Configuring Dialup Modem Connections
If the ABS connects to the internet via its internal modem, select either of the "modem:" settings. The modem setting depends on your ISP and the modems they use. The V.90 standard is newer and usually preferable. However, some ISP's (such as France Telecom) have not yet updated their modems and the V.34 standard may be slower but works.
- Enter all the phone numbers, user name and password as supplied by your Internet Service Provider.
- I would increase the time to disconnect to at least 5 minutes to reduce nuisance disconnects.
- Set your country code (if available) to whatever country you're using the ABS in. I'm not sure exactly what this does as my US configured modem worked fine in France, Germany, the UK, New Zealand, and Australia.
- Login scripts are usually not required. But if they are, your ISP should be able to help you with this - I have no experience with such scripts.
- Check the "ignore dial tone" if your ABS is having trouble finding the carrier signal. On the other hand, if the telephone line is also being used for regular phone calls, leave "ignore dial tone" unchecked since the ABS may otherwise interrupt phone calls.
- Check "pulse dialing" in case you don't have touch-tone dialing.
- Leave the "automatically dial" box checked unless you want to manually control when the ABS connects to the internet via the "Connect" button in the Airport application.
- If you're having frequent issues with flaky internet connections, your base station modem may be interacting badly with the PPP server at the ISP. Usually, it's a problem that manifests itself with Domain Name Servers (I describe what DNS servers do in a bit more detail on my Drop-Outs Troubleshooting page). If the Domain Name Server (DNS) information is not passed properly, you'll get frequent messages from your web-browser to the effect of Safari can't find page "http://www.xyz.com/abc.html" because it can't find the server "www.xyz.com".
If this is the case, simply call up your ISP to get the information from them or look at your contract (sometimes, the DNS server IP addresses are listed there). Next, copy the IP addresses exactly into the open fields. Be very careful to get this step right... the IP numbers should consist of four sets of digits separated by dots, like "126.96.36.199", as a random example. Enter two different IP addresses for the DNS servers to ensure that if one fails that the other can pick up the load.
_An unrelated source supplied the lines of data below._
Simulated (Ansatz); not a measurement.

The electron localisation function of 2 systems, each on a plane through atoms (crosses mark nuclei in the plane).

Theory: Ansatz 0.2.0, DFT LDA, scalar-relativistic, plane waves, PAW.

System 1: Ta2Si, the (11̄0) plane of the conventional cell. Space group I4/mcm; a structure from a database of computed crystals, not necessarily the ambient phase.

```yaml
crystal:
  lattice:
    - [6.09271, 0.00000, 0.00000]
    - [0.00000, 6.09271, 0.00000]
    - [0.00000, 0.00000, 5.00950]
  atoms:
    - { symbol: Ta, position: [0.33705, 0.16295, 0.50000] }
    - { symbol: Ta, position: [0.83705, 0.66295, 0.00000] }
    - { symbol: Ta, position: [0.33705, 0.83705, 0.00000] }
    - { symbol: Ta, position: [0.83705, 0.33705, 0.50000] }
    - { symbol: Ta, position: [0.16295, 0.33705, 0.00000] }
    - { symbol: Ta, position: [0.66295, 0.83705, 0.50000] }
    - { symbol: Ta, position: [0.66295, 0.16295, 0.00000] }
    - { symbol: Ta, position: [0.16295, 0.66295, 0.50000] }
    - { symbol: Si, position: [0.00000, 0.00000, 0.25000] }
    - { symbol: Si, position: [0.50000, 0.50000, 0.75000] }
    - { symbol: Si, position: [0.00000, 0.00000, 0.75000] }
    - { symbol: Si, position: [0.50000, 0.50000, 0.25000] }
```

Note: By manually entering IP addresses for the DNS servers, you may experience service issues if the ISP changes the addresses of its DNS servers (typically, this is very rare). On the other hand, entering the DNS addresses can dramatically speed up your browser and may make it more adept at finding the servers you're looking for. I enabled it on my base station because RCN's cable modem misbehaves from time to time and have not had any issues with my browser since then.